28 August 2019 - 7 minute read

There's been something of a blank period here. I haven't been away; I just haven't really had any ideas of things to put here. Over the last few weeks, I've been making some big progress towards O - my programming language brain-child. I've redesigned the O website which you can oodle at here, and also formalised the parser spec and put it up on the website. This is a really big step forward for the project as having this formal spec for the syntax written out neatly not only conveys much more information to everyone, but also means I can now really start working on getting a complete lexer and parser pair done.


Docs-wise, we're looking really good. We have lexer spec and parser spec more-or-less done. I'm going to remove the "output format" section for the lexer spec for reasons I'll go over further down, and the paragraphs at the start of these pages will be modified for the same reasons. However, the bulk of the information on both pages is done. Code-wise, there is plenty of work to do. I was experimenting with git branches and had a branch on each project for O and the MiniO precursor language that I was toying with but have since abandoned somewhat. This has left some of the projects with a few holes in them, but all the business logic is still there - it just all needs stitching back together. This can all get cleaned up and refactored in the coming weeks.

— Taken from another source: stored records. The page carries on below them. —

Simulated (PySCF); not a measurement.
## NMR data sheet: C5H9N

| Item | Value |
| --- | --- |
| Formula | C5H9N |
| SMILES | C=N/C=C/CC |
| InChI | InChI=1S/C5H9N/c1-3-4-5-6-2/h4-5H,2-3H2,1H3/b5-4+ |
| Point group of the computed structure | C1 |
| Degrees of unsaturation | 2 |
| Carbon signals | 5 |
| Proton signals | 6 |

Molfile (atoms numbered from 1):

Along with all this, I'm going to reorganise things. Originally, each compiler component would be its own program entirely, reading stdin, outputting through stdout, and logging to stderr. These programs would then be stitched together with a wrapper program that would manage everything. The advantage with all this is that each compiler component can be completely broken off from the rest and used in isolation very easily, which makes it very easy to do things like incremental compilation and parallel processing of files which are all great things to be able to do. The downside is that I need to come up with a binary format for every single compiler stage, which adds needless extra work as not only do I need to convert my nice data structures to crude binary data, but I also need to start each program with a section that'll read this binary and turn it back into a nice data structure.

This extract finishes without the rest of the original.